Jayawardene to Quit T20’s After World T20

Mahela Jayawardene the former Sri Lanka captain, will retire from Twenty20 internationals at the end of the World T20. The news came a day after his team-mate, Kumar Sangakkara, announced the tournament will be his last in the format as well.

“The rationale behind retirement is pretty much the same as Sanga’s,” Jayawardene told Wisden India. “When it is clear that I can’t see myself playing in the next ICC World T20, there wasn’t much point in me occupying a spot. It makes more sense for a youngster to come into the mix and establish himself.”

Jayawardene, 36, has played 49 T20Is to date, and is his nation’s leading run-scorer in the format, having hit 1335 runs at 31.78, with a strike rate of 134.17. A technical purist for much of his career, Jayawardene introduced new strokes and an innovative outlook to his game to become arguably Sri Lanka’s best T20 batsman. He had not played the reverse sweep for the first 10 years of his international career, but the shot is now among his most productive in limited-overs cricket.

“While I enjoy all formats of the game, and Test cricket is certainly the pinnacle for any player, the journey in Twenty20 cricket has been fascinating,” Jayawardene said. “In many ways it helped me get back to my roots, to bat like I used to when I was a schoolboy, for the sheer love of playing attacking shots and expressing myself with full freedom.”

Jayawardene is also revered among Sri Lanka’s finest captains, and his record at the helm of the T20 side lays out his tactical prowess. In 19 matches under Jayawardene, Sri Lanka won 12, lost six and tied one. He had the reins during Sri Lanka’s march to the 2012 World T20 final, having hit a crucial 42 on a Premadasa dustbowl in the semi-final, to propel his team there.

That his retirement came 18 years to the day since Sri Lanka won the World Cup, did not escape Jayawardene. Having lost two World T20 finals, he hoped his swansong would capture something of that 1996 spirit. “That was a big day for Sri Lankan cricket and no one at home will ever forget it. Every year we look back on that date with joy,” he said. “Hopefully we can do something special here in this tournament as well. We always come into big tournaments such as this one with a view to showing the world what Sri Lanka is capable of. We take great pride in our performances and it’s no different here in Bangladesh.”

Jayawardene has taken more catches in international cricket than any other fielder, with 14 of those having come in T20s. He has one T20 century against Zimbabwe in Guyana, making him one of six batsmen to have hit a hundred in all three formats.
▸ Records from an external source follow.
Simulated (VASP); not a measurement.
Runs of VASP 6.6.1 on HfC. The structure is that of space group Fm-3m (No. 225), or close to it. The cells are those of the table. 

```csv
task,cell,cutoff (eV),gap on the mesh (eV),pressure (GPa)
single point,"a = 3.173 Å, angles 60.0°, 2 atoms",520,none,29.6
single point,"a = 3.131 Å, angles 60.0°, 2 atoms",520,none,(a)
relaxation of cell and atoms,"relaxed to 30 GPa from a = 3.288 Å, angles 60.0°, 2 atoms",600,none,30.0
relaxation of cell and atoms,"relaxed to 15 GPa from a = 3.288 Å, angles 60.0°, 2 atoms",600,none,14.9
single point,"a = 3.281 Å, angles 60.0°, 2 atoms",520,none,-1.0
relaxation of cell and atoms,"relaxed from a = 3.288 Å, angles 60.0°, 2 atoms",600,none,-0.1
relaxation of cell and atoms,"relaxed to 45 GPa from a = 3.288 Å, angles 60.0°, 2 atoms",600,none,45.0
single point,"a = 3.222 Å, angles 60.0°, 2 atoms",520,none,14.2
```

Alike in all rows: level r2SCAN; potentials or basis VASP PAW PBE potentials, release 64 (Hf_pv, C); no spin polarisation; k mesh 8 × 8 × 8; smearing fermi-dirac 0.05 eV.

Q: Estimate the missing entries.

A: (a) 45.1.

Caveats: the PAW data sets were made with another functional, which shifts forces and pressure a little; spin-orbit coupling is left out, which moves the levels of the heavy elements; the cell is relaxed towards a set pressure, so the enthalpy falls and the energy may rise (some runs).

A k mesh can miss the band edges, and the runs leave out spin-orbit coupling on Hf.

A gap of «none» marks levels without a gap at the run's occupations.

Jayawardene also shares a second-wicket partnership record with Sangakkara, having made 166 together against West Indies in 2010. Like Sangakkara, Jayawardene is expected to continue playing franchise-based domestic T20. While T20 retirement is the first step toward winding down his international career, he has indicated the 2015 ODI World Cup remains a goal, and that he will play Tests as long as form, fitness and motivation allow.